Letter to the Editor: October 30, 2013


Why is the food shelf van at the liquor store?
I thought this headline might catch your attention, since some of you may have seen the Food Shelf van parked at the liquor store.
Several months ago a friend sent an e-mail that read something like this. “How does one get a job driving the food shelf van?”
I was curious about his question and then being busy and unorganized I forgot to get back to him. A few weeks later I ran into my friend at the Wright County Swappers meet accompanied by his charming wife. I told him I didn’t understand his e-mail and why was he interested in driving the van. He grinned and stated, “It must have some perks; I see it every week in front of the liquor store.”

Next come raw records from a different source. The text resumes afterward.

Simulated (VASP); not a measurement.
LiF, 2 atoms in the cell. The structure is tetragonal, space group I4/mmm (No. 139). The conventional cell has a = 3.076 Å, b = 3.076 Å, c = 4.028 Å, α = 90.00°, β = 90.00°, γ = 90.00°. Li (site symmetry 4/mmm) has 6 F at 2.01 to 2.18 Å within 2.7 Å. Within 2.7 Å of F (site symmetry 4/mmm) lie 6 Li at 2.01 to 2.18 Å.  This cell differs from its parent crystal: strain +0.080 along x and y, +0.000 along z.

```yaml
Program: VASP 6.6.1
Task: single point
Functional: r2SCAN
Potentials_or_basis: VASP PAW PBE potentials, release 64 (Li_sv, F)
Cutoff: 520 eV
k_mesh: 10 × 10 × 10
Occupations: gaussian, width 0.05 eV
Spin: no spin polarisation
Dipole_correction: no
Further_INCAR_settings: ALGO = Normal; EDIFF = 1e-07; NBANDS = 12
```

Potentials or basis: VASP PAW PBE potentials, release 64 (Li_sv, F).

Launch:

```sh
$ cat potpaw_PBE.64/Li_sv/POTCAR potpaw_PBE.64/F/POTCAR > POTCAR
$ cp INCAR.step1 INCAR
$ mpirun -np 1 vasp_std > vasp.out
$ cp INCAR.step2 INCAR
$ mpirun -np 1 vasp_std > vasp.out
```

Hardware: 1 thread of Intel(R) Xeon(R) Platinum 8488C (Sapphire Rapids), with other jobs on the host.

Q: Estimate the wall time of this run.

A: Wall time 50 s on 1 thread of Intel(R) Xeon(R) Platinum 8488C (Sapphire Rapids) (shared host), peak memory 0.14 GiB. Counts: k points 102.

I thought he was joking with me and said, “You know why it’s parked there don’t you?” He had no idea. There is a very good reason, I replied; our volunteer picks up empty wine and liquor boxes. These boxes, especially the ones with handles, make excellent food carry-out boxes for our clients. He looked sort of amazed and stated, “Great idea.” I went on to say, in fact, these boxes are being put to better use than what they were intended for in the first place. I then went on to explain, rather than buying paper bags, we go to area bars and liquor stores getting empty boxes. It is our way of recycling. Large boxes that we receive our shipments in that are not useable are flattened and delivered to The Market Place and put into their compactor for recycling. Our fruit and vegetables that go bad are given to an organic farmer as feed for their animals. Very little goes into our dumpster for the land fill. We want to do our part in recycling.
Recently if you have been reading the newspapers you may have read about Minnesota food shelfs doing more to provide healthy food.
We are proud to say we started doing this in earnest last year when we moved into our new premises containing a large walk-in cooler and freezer.
This now allowed us to get abundant supplies of fresh fruit, vegetables, milk, and other dairy products along with beef, pork and chicken rather than just wieners and hamburger.
Many clients are unfamiliar with fresh fruit and vegetables because of their expensive prices, so they were hesitant at first to select these bonus items.
These items are not affordable to many low income earners, and yet our country is faced with obesity because healthy foods are costly. Thanks to donations from the Monticello Target Super Store, Second Harvest and the Emergency Food Shelf Network, we can play our part in providing healthy food choices and combating obesity. Our food selection is “Client Choice” and mothers have the option to select lower sodium and sugar free items. Encouraging our clients to eat healthy is going to take some time but we want to do our part right now. Once a month we have a home economist from the University of Minnesota Extension Office come and demonstrate how to prepare wholesome foods with simple recipes.
Regarding donations, I still get asked, which do you prefer, cash or food? We encourage you to make a cash donation. It’s easy to carry or mail and the best part is cash goes further. Your $20.00 donation allows us to buy approximately $120.00 of food and better yet, it allows us to buy milk, meat, cheese and other perishable items, which we do not receive in food drives. However, we greatly appreciate the food drives and do not discourage them. Also at this time of year if you have excess apples, tomatoes, potatoes, squashes or pumpkins, we will cheerfully accept these and provide a tax deduction receipt.
We are in the midst of preparing for our Thanksgiving. Last year we received a grant for 85 complete Thanksgiving baskets. This year we were cut back to 50 so we have a lot to make up. Fortunately we can make up a Thanksgiving basket including a turkey to feed eight for about $22.00. We already are gathering components as they become available.
In closing I need to tell you about a very dear volunteer who worked for our food shelf for over 22 years. Agnes “Aggie” Dahlin who was 93 years young worked her last shift on Monday, Oct. 14, and on Thursday our “dear Aggie” passed on. Most of our 50 volunteers got to get close to Aggie. She worked two shifts a week and always looked forward to coming in. She never complained about not feeling well, in fact, Aggie never complained about anything. She truly inspired us with her wittiness and charm.  She was a very special lady to us. Aggie, we know you are looking down on us and bless you for allowing us to be your friend. We will miss you and never forget you.